Saturday, August 14, 2010

9 - Walkabout

 Time for muggins to do another walkabout. The guidebook suggests only car tours in view of rampant daylight muggings (and absolutely no walking about at all after dark), but I don't have $1 million to rent one, so here goes for a trip up to Miramar, with its exclusive red-tiled pink embassies and yet more homes for the rich and corrupt - a particularly large mansion under construction is said to be for the president. As always, the vistas of abject poverty abound, too.

I leave everything in the safe back at the Soleme, including my passport, taking a photocopy in its place. All I have on me are my camera and $30 in local kwanzas. I find a back way to avoid Zig-Zag Road, which the guidebook cites as dangerous for two reasons: muggings are common and shipping containers have a nasty habit of falling off the backs of lorries and rolling down on top of you.
Miramar mansion under construction


Once in Miramar there are plenty of armed guards, so I think I'll be OK, unless of course they're also moonlighting as muggers. A guy is swinging a dirty great machete near a work site by the side of the street. Perhaps he just uses it to trim his nails. Now another gent approaches bearing the biggest catapult I ever seen, with a massive rubber belt. Just whistle on by.




Boavista musseque (slum) as seen from Miram
At the top there's luxury-misery cheek-by-jowl horror where giant Cuban-built high-rise slums shed their skin, that is where this is not hidden by endless lines of washing. Yet further on a leprous scar gouges its lebensraum on the hills above the port where a vast slum of hovels teeters on the edge of the slopes above a cataract of foul refuse. Miramar means sea-view, the musseque is called Boavista - great view. Weird! Anyway, mission accomplished. I came, I saw, I wasn’t robbed.

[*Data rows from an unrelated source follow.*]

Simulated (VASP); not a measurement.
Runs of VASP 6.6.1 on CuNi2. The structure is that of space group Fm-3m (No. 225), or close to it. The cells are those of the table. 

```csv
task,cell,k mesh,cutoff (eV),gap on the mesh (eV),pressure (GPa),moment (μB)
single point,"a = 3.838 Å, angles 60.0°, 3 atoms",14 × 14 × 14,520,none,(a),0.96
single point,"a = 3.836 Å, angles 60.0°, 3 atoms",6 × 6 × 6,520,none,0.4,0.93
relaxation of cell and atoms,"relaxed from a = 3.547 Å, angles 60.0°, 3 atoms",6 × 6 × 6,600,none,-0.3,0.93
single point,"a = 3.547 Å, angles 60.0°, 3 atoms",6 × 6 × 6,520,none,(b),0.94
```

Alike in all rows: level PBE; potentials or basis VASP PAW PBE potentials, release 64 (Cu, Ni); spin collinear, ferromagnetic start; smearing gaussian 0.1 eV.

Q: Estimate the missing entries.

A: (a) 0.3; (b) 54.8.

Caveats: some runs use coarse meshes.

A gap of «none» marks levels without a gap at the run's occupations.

Indeed, it's not the muggers who get me. I've just surreptitiously taken a photo of the US embassy on the way back, and now three humongous dark-blue clad policemen are descending on me - revolvers on hips, batons in hand. Verboten, they growl. They demand my passport and at first refuse the photocopy, muttering 'prisoner, prisoner' and speaking on their phones. They make me erase the photo; another honcho comes up and takes my camera and papers across to a kiosk outside the freaking embassy. After 10 minutes a fourth cop comes back with my camera and asks me what I was doing. Taking photos, says I. Verboten, says he. I explain that I have erased it, but he goes back with the camera, returns after another 15 minutes, says he's erased another two photos and lets me go on my way.
Intercontinental Hotel under construction on Zig-Zag road
Back in the centre of town outside the National Assembly ceremonial guards with shining drawn sabres and what look like green ferns sprouting from their blue caps stand watch. A smiling 'can I ask you to say cheese for my dinky little camera' elicits a growled 'nein, verboten' and what looks to my fevered eye like an incipient slashing gesture.

OK, they’re not actually speaking German. What they say is 'nao, proibido.' But German sounds so much more apt than Portuguese for dictatorial speak. Just compare 'verboten' with their lilting 'proibido.' The latter sounds more like a dance - baila, baila la bamba; baila, baila o proibido!